How come there are companies who skip staging and push new code straight to production?
The classic model of developing software applications has several environments: development, integration, testing, QA, staging, and finally production. In practice, particularly today, several of these environments are streamlined or done away with altogether. As the software world has evolved, it’s worth revisiting some central assumptions about the development models we use.
Today, we’re looking at one environment in particular: staging. Many developers are forgoing it anyway and taking on the risks of testing directly in production, so the question is: do we really need staging environments anymore?
With the disclaimer that there is no one-size-fits-all development model, here are five reasons to reconsider your staging environment:
1. Staging environments were designed to solve a need that often no longer exists
Before we really dive into the question itself, let’s look at why staging environments exist in the first place. When software applications were shipped in boxes, there wasn’t a controllable production environment to test or gather data from. To get around this, staging environments were created.
Staging environments were supposed to exactly mimic production environments, in order for you to deploy your app and test it in “real life” conditions. Ultimately, the whole thing is a simulation, but a simulation can still tell you something valuable.
With the advent of the Internet (and error reports), developers were first able to start getting actual data from production. It wasn’t real time and it was passive rather than active, but it still began to chip away at the value of staging, since it was real and true data.
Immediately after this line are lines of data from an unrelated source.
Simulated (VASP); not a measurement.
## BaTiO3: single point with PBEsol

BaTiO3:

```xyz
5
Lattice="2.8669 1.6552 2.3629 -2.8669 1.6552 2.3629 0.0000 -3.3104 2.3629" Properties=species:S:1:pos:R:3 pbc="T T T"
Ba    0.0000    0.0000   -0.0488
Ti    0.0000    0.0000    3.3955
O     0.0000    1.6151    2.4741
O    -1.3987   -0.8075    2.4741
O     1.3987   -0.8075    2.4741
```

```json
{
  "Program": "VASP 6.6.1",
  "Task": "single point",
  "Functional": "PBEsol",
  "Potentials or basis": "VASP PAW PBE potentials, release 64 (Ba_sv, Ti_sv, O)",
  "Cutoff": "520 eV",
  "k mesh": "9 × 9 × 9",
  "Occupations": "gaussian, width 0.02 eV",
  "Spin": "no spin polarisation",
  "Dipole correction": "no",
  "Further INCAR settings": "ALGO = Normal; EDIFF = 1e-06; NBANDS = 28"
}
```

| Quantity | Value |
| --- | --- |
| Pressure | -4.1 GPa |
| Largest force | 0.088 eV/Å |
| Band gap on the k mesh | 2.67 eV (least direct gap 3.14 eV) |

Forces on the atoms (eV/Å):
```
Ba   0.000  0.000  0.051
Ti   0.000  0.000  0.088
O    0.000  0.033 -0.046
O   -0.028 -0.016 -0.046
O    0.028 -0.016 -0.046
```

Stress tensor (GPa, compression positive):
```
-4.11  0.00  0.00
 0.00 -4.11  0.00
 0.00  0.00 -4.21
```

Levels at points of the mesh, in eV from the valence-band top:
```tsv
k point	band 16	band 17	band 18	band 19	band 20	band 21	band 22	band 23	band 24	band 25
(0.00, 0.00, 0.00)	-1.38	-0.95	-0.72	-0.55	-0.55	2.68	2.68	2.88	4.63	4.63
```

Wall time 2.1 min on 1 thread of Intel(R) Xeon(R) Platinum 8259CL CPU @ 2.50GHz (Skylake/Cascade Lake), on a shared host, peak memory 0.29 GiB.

As the world has moved to a SaaS model and always-on connections for software, there is now a rich and full production environment that is often quite available to gather data from. Simply put, the original driver for staging environments no longer exists. Especially as modern developer teams have moved away from the waterfall model where they didn’t even have access to their own production environment.
2. Staging environments require significant upkeep
Today’s deployment environment is fast-paced and continuous. Your fixes may come out monthly, bi-weekly, or even more frequently. There’s often no time to set aside for testing a fix to a production bug in staging, and deploying straight to production is a reality for many developers. However, if you’re not careful, your staging environment can start to slip. That tiny fix you deployed straight to production and forget to later deploy to staging can break something in a bigger version you deploy a month later.
Beyond just version upkeep, staging environments require a careful eye, monitoring, and testing of their own. As they’re supposed to be mirror images of your production environment, staging environments are often deployed on the same servers or some locations as production environments. That creates a risk of leakage, which requires frequent testing to monitor.
3. The data in staging is simply not as good
The main limitation of staging environments, no matter how exactly they mimic your production environment, is that they aren’t handling real, live interactions. When simulating interactions, it can be nearly impossible to accurately simulate what your production environment will go through. High loads, corner cases, weird user actions, and many other scenarios that pop up in production are difficult to generate in staging. And if you’re fortunate enough to be working on a JVM-based language, you can actually get all the debugging data you need in production as well.
Depending on your business, you might not be able to deploy 100% of features in your staging environment anyway. For example, in a financial business, your user interaction is going to be credit card transactions. That’s not something you can simulate, unless you’re willing to set aside some budget. And that brings us to #4.
4. Staging environments are expensive
If you have a staging environment, it can nearly double your costs. To get anything out of staging, you have to make sure your staging environment mirrors your production environment as closely as possible. That can mean doubling the number of servers you have, doubling the bandwidth, and doubling engineering time. This is a challenge that holds true for both startups, where money can be tight, and for large companies, where issues of high scale come in.
5. Staging environments are hard to scale
One of the biggest challenges in development is building environments that can handle high loads and scale that can come in production (if you’re lucky). Staging environments are no exception. Systems at high scale behave differently than those at small scale, even when everything else is the same. There are limits to what you can achieve with a staging environment solely because of scaling challenges. Simulating the scale of your production environment is often unfeasible or simply impossible. There are obstacles around physical infrastructure, traffic loads, and types of interactions, none of which are easy to overcome.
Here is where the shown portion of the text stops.